The Propeller Group has worked with El Mac (Miles MacGregor) before in Vietnam, Cambodia and elsewhere.  The art museum didn’t have an available public-facing wall. The building’s  historic wing, sitting alongside the Circle of Palms Plaza,  dates back to 1892. So they partnered with the art gallery Empire Seven Studios to find one the few walls in San Jose it hasn’t already covered with a mural yet.

El Mac writes in his blog about this mural: "When I met Sophie to shoot reference photos of her, I asked if there was anything she wanted to hold for the photographs, and she came back holding a globe. This seemed perfect, while the lotus was added to symbolize the beauty that can grow from humble origins."
El Mac writes in his blog about this mural: “When I met Sophie to shoot reference photos of her, I asked if there was anything she wanted to hold for the photographs, and she came back holding a globe. This seemed perfect, while the lotus was added to symbolize the beauty that can grow from humble origins.” (Photo: Rachael Myrow/KQED)

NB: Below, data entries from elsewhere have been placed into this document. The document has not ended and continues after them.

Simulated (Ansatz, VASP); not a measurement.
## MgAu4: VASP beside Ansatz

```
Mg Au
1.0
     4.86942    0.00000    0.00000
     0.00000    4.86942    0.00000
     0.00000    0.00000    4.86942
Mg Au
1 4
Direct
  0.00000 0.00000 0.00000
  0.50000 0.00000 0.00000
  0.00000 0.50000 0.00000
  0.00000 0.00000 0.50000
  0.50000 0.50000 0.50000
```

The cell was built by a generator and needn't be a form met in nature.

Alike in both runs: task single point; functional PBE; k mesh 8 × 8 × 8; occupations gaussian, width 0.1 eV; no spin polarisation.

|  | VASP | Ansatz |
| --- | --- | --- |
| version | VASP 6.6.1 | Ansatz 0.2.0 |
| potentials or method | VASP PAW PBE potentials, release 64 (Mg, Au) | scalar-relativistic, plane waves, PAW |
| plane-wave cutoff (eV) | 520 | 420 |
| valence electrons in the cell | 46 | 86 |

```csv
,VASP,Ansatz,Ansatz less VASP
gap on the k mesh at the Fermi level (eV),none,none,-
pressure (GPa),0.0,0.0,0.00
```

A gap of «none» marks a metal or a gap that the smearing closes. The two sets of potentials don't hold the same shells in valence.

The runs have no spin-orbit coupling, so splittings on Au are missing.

The Propeller Group likes to break free of traditional museum walls and get out into the community — something the San Jose Museum of Art wants to do more of, too. “The themes of the mural — this idea of borderless thinking, I think speak to our desire to engage people where they are,” Dickens says.

On a personal note, she adds, ““It’s a really hopeful image about what our future can be. She’s a girl. She’s young. I loved showing it to my nieces, who are nine. They’re pretty blown away that someone that young, someone their age, could have an impact, could inspire other people, could be featured in a monumentally sized wall mural.”

Sophie Cruz, El Mac and Tuan Andrew Nguyen of The Propeller Group will all be on hand outside the Children’s Discovery Museum Saturday at 2 p.m. to officially dedicate the mural.